FORT CARSON, CO, UNITED STATES
FORT CARSON, Colo. – Leaders and human resources experts from Army Human Resources Command, stationed at Fort Knox, Ky., visited Fort Carson, March 12-16.
During their stay, the HRC soldiers provided information to Fort Carson leaders regarding the future of the Army, and mentored troops about changes to human resources policy and the importance of following proper procedures when looking at reassignment or promotion.
Sgt. Maj. Ken Jackson, senior enlisted leader for the adjutant general of the U.S. Army, spoke to enlisted soldiers about many of the new requirements troops must understand and complete to further their military careers.
“With the advent of technology, the soldier has a lot more responsibility for his or her own career,” Jackson said. “They have a lot more resources available to them to become an integral part in decision making when it comes to their careers.”
During his visit, Jackson focused on showing Fort Carson soldiers the importance of keeping their professional records organized, utilizing online Army career assistance programs, and remaining proactively engaged with unit human resources professionals to ensure paperwork is processed correctly.
“The enlisted leaders here at Fort Carson are willing and eager to take care of soldiers,” Jackson said. “Once we started giving them the knowledge we brought to the table and showing them things going on across the Army, light bulbs started going on in their heads.”
Educating soldiers about changes in Army policy is imperative to ensuring they make the best choices to further their career, said Sgt. Maj. Rodney Allen, senior enlisted leader, Enlisted Personnel Management Directorate, HRC.
“We want to share with the soldiers out here why we do our business, how we do our business, and an idea of the nuances it takes to get soldiers where they want to be and maintain a balance in the Army,” Allen said.
Allen spoke to enlisted soldiers about assignments and highlighted the Qualitative Selection Program, an initiative implemented by the Army to identify soldiers’ productivity levels and gauge whether they are maintaining standards.
“What the Army is trying to do is maintain the right quality of soldiers,” Allen said. “We do not want to keep soldiers who are not bringing anything to the table with them. It is a privilege rather than a right to be in the Army.”
By visiting soldiers in person and putting out information first hand, the HRC leaders highlighted the importance of the topics they discussed, said Staff Sgt. Latoya Sewell, information systems operator, North American Aerospace Defense Command.
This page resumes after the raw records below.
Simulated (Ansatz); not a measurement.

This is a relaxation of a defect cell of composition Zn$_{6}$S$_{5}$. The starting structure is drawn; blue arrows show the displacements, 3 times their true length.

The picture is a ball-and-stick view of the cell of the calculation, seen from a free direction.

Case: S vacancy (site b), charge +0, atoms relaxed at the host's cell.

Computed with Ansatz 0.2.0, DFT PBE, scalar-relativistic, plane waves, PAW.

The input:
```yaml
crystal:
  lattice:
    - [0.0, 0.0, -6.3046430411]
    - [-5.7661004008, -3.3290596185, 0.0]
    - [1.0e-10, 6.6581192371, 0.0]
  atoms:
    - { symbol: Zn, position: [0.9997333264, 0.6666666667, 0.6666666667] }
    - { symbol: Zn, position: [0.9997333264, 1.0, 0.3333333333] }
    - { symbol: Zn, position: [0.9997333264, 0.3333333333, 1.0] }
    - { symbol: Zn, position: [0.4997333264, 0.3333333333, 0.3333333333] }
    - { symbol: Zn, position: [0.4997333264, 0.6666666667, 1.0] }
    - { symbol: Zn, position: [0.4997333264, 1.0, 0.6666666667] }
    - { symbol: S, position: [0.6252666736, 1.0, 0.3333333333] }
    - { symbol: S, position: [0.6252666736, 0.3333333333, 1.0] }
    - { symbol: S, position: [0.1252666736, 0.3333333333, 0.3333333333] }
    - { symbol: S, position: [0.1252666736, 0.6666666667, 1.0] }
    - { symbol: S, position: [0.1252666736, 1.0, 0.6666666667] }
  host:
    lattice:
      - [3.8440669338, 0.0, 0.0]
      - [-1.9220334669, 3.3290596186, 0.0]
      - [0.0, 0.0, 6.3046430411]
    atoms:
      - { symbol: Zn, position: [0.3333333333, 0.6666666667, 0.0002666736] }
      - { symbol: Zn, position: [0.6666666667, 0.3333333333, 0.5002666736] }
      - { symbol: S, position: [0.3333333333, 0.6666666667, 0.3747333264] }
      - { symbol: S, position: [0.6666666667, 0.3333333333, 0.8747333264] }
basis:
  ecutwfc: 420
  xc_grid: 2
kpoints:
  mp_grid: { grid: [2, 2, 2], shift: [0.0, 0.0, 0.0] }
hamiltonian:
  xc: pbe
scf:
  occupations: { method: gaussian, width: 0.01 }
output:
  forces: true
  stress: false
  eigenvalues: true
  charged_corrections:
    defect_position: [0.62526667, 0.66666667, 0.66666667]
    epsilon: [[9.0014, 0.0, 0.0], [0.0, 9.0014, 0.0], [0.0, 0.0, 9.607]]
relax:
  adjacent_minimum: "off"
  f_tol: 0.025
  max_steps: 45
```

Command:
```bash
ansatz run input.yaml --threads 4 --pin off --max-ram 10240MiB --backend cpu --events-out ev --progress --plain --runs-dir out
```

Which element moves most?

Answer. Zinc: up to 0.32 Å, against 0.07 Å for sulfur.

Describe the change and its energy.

“With all the changes that are coming up in the Army, we all need to be aware of what is happening, not only for ourselves but also for our soldiers,” Sewell said.
While the senior non-commissioned officers spoke to enlisted soldiers, human resources officers briefed Fort Carson leaders about the Army’s personnel distribution plans, and met with unit leaders throughout the week to discuss manning concerns, helping leaders better understand the needs of Fort Carson units.
Spending time face-to-face with leaders is imperative to understanding what units need, said Maj. Brian Witcher, chief of the III Corps Enlisted Readiness Branch, Enlisted Personnel Management Directorate, HRC.
“What I’ve learned here is that maintaining communication is imperative in the Army,” Witcher said. “We are hearing a lot from the units here this week. My unit usually keeps in pretty good contact with Fort Carson units, but it is important to get face time with these leaders and see for ourselves what they need and how we can provide for those needs.”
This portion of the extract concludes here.